Of course, 9/11 was an abomination – but setting the deck the way the film does means it makes it easier to condone the terrible things that the CIA do in this film to get the results it got. That’s the problem with the film’s “stanceless stance” – its patting itself on the back for not taking sides means it doesn’t acknowledge any depths to its facts, it gives no context. There are many, many issues and motivations, from both sides, behind the events we see here – but we don’t learn anything about any of them. Instead the film is like a Wikipedia page with brilliant photography and editing: a skilfully presented PPT deck that shows us what happens, but doesn’t feel like it tells us anything about why or how it happened.

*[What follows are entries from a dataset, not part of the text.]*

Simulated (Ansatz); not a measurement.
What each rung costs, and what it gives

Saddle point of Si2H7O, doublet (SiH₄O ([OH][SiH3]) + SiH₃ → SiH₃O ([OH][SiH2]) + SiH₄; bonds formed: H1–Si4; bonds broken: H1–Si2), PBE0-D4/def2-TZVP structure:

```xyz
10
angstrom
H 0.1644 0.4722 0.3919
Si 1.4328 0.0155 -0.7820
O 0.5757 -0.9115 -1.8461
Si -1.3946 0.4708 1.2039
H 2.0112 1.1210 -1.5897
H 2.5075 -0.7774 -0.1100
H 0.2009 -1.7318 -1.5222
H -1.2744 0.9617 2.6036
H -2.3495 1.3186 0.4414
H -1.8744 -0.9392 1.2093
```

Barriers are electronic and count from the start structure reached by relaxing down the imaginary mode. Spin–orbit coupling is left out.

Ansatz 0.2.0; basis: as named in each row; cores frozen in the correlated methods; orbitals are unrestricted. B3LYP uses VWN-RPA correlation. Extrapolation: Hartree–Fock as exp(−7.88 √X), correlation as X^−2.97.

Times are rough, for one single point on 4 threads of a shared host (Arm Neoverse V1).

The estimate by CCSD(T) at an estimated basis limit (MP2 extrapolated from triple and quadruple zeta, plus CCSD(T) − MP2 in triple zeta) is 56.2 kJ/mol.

Torture is of course the main issue here. The film opens with a gruelling extended torture sequence of almost 25 minutes. The information it yields directly is questionable, but it does eventually lead to a crucial name, which is backed up later by Maya watching videos of others undergoing “extreme interrogation” and saying the same name. Now, torture in something like 24 feels different: there at least (a) the whole world was a cartoon, (b) the danger was immediate (“a nuclear bomb will go off in thirty minutes dammit!”) and (c) there was a sense of conflict in its perpetrators. Neither is the case here.

That’s not a defence of 24, but here it’s full on psychological and physical assault over a sustained period of time with no identified imminent threat and no real sense that the torturers feel they are doing anything wrong (I guess the film is suggesting they have become deadened to it, but still would it hurt to say something along those lines?). And it actually happened, and not just to bombers and terrorist kingpins, but (in this film) to couriers and bankers. Surely that demands some sort of acknowledgement in the film that it was wrong? Instead the film fudges this and the torture of suspects is shown to contribute in some way to the successful delivery of Bin Laden; there is no real questioning of whether the value of the information it directly obtained justified its use.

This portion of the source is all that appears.